In mathematics, there are various types of shapes such as rhombus, rectangle, triangle, and so on. Square is one of the geometrical shapes which is considered to be a type of parallelogram with four equal and parallel sides. As with every other shape, a square also has its own formula for the perimeter and area. The** perimeter of a square** can be defined as the total amount of length that the boundaries of the square cover. The mathematical formula given to calculate or find the perimeter of a square s, 4 * s whee, ‘s’ signifies the sides of the square. Let us assume that you are selling your field, in order to know the total length of the field, you must know how to calculate the perimeter of the field. In this article, we shall cover some basic aspects related to squares such as some significant properties of a square, area of a square, and some examples related to it.

## Some Significant Properties of Square

As mentioned above, a square is a type of parallelogram with four equal and parallel sides. Like every other geometrical shape, a square also has its own properties which distinguish it from other shapes. The following points analyze the important **properties of a square.**

- It consists of four sides and vertices respectively.
- Every side of a square is equal to each other in terms of its measurement. The opposite sides of a square are parallel to each other.
- The interior angle of a square is about 90 degrees. Thus, the sum of all the interior angles measures about 360 degrees.
- The mathematical formula to calculate the perimeter of a square is, 4 * s where ‘s’ is the sides of a square. The formula for its area is given by, s * s, where ‘s’ is the side of the shape.

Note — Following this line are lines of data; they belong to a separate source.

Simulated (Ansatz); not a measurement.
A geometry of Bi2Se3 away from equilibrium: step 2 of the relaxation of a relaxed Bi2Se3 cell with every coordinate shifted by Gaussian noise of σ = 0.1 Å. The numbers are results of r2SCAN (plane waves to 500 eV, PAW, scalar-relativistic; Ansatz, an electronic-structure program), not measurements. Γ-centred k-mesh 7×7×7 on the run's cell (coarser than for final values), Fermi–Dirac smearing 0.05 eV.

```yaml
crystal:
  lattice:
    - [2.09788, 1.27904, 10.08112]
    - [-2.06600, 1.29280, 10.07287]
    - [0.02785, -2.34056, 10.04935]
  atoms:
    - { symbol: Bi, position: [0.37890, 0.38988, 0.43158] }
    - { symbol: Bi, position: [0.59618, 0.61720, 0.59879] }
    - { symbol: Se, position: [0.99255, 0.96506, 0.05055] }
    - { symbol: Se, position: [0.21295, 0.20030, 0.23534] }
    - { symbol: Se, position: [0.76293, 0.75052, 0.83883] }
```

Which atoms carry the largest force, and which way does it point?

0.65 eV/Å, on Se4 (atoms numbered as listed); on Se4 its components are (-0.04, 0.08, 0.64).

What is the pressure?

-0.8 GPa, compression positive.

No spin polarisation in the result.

## Some Examples Related to the Perimeter of a Square

Some of the examples are given below:

**Example 1:** Calculate the perimeter of a square if the length of its side is 5 cm?

**Solution:** Given that,

Length of the sides of square = 5 cm

Using the formula for the perimeter of square = 4 * s.

4 * 5 = 20 cm

Therefore, the perimeter of the square for the given length is equivalent to = 20 cm.

**Example 2:** Calculate the perimeter of a square if the length of its side is 3 cm?

**Solution:** Given that,

Length of the sides of square = 3 cm

Using the formula for the perimeter of square = 4 * s .

4 * 3 = 12 cm

Therefore, the perimeter of the square for the given length is equivalent to = 12 cm.

## Area of Square and Some Examples

The mathematical formula given to calculate the area of a square is multiplied by s where ‘s’ is the side of the square. Area of a square can be defined as the space or region that the square can hold within itself. Let us try to solve some examples, so that you have no doubts about this topic:

**Example 1:** Calculate the Area of square if the length of its side is 9 cm?

**Solution:** Given that,

Length of its sides = 9 cm

Using the formula for the area of square = s * s

9 cm * 9 cm = 81 cm square units.

Therefore, the area of square for the given question is equivalent to 81 cm square units.

**Example 2: **Calculate the Area of square if the length of its side is 6 cm?

**Solution:** Given that,

Length of its sides = 6 cm

Using the formula for the area of square = s * s

6 cm * 6 cm = 36 cm square units.

Therefore, the area of square for the given question is equivalent to 36 cm square units.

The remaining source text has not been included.